Traveling – it leaves you speechless, then turns you into a storyteller. Ibnb Battuta, a Muslim Moroccan scholar and explorer who travelled more than any other explorer in pre-modern history.
I’ve been “on the road” for six days exploring Nebraska (mostly the North Loup/Sandhills area) and doing research for an upcoming book of historical fiction. I’ve been Facebook (friend me!) posting photos and stories of my travels out of my joy in what I’m seeing and who I’m meeting.
—Walking the paths and entering the buildings of reconstructed Fort Hartsuff where my great grandfather was a boot maker from 1875-1877 and having, Jim, the superintendent of thirty-seven years, who helped rebuild and excavate the fort, as my guide.
—Experiencing the peace and beauty of the Sandhills and learning about the eco diversity.
—Touring a chalk mine that was discovered just before my great-grandparents arrived in the area and having an 84-year-old-woman with a walker as my expert guide.
—Meeting not one, but four women who personally knew my namesake, Mershon Smith, and learning that she was a “classy lady.”
—Meeting two families who had cabins next to mine on a ranch in the middle of the Sandhills. The fathers/husbands were originally from South Africa and offered me lamb cooked the traditional South African way over a braai (a unique style of barbecue).
—The peace and confidence that traveling alone in unknown territory brings.
Affirmation: I love the adventure of traveling.
Coaching questions: What does traveling mean to you? What would it be like to travel by yourself? Where do you want to go on your next travel adventure?
In all things in nature, there is something of the marvelous. Aristotle
Teach me good judgment. Psalm 119:66
Tomorrow, I’m on a week-long trip to Nebraska to do research for my next book, The Boot Maker’s Wife. People frequently judge Nebraska from what they see from out their car window as they cruise up I80 at 80 MPH. This is not all there is to Nebraska.

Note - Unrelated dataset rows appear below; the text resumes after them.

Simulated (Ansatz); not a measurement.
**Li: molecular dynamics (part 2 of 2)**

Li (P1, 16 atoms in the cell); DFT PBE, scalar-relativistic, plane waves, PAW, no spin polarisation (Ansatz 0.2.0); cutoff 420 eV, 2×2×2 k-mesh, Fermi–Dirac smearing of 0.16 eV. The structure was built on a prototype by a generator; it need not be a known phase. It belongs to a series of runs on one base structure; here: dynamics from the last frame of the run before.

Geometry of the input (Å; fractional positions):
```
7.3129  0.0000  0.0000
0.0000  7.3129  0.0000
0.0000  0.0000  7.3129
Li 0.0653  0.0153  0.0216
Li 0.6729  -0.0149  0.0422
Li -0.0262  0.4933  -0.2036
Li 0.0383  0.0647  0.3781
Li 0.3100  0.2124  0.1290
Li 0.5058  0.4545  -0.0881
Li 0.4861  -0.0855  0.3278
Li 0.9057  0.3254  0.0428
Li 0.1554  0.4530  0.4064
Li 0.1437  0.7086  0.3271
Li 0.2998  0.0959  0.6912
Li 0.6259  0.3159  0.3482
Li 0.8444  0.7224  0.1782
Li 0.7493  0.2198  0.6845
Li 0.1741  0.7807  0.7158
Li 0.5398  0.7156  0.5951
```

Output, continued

Nebraska was my first home, it’s where I grew up, it’s where my ancestors, on both sides, began their journey to make a difference. The endless horizon, the friendly people, the fields of grain, and the smell of cattle bring me joy. Even though I’ve lived away for fifty-five years, my heart is still in Nebraska.
The beauty of nature, as all things, is in the eye of the beholder. Behold the beauty of Nebraska. (Watch for my daily, “Nebraska Through My Eyes,” photos on Facebook)
Affirmation: Nature is marvelous.
Coaching questions: What do you judge from the place of limited knowledge? Where does your heart live?
To everything there is a season and a time to every purpose under the heaven…a time to be born and a time to die; a time to plant and a time to pluck up that which is planted. Ecclesiastes 3:2, The Bible
I grew up in Nebraska and I’m still a Nebraska girl at heart. Although my ancestors were country doctors, boot makers, lumberyard owners, I have a deep love and respect for the land and farmers. Prior to moving to Florida, we lived on the edge of Illinois farmland and I felt a part of the planting, sprouting, growing, harvesting seasons and saw the farmers working the fields into the night at harvest time.
Today is National Farmer’s Day and an opportunity to pay tribute to all farmers throughout American history. I have the utmost respect for our farmers in today’s highly technical yet labor intensive and unforgiving industry. Thank a farmer today for putting food on your table.
Affirmation: I appreciate farmers.
Coaching request: Take a moment to consider the food in your pantry and refrigerator and what it took to plant, grow, and harvest the wheat to make your bread. Consider the birthing of calves, gathering of eggs, or feeding of chickens. Consider the back breaking job of picking your lettuce or broccoli. Be grateful.
I believe that one carries the shadows, the dreams, the fears and dragons of home under one’s skin, at the extreme corners of one’s eyes, and possibly in the gristle of the ear lobe. Maya Angelou
I’m writing on this theme just so I can share this beautiful Maya Angelou quote. I hope you enjoy and find meaning in it. What an amazing writer! Don’t you just love “the gristle of the ear lobe”? In addition to the beautiful prose, I believe what she says is true.
After being away from “home” for over 50 years, I’m still a Nebraska Girl at heart. I yearn to have a view of the horizon from every direction, the fields of green as far as the eye can see, nearly everyone in town dressed in red on game day, farmer’s leaving their trucks running while they dash into the hardware store, dry river beds just ripe for picnics. Fortunately for this only child, motherless daughter, home was happy and didn’t leave me with “dragons under the skin”. It was a place of security, love, compassion and growth. I know I was fortunate because as I interview women, this was frequently not the case. Take time today to consider what home means/meant to you…shadows, dreams, fears and dragons included.
Affirmation: I honor my roots.
Coaching questions: What does “home” mean to you? How does your view of home affect who you are today?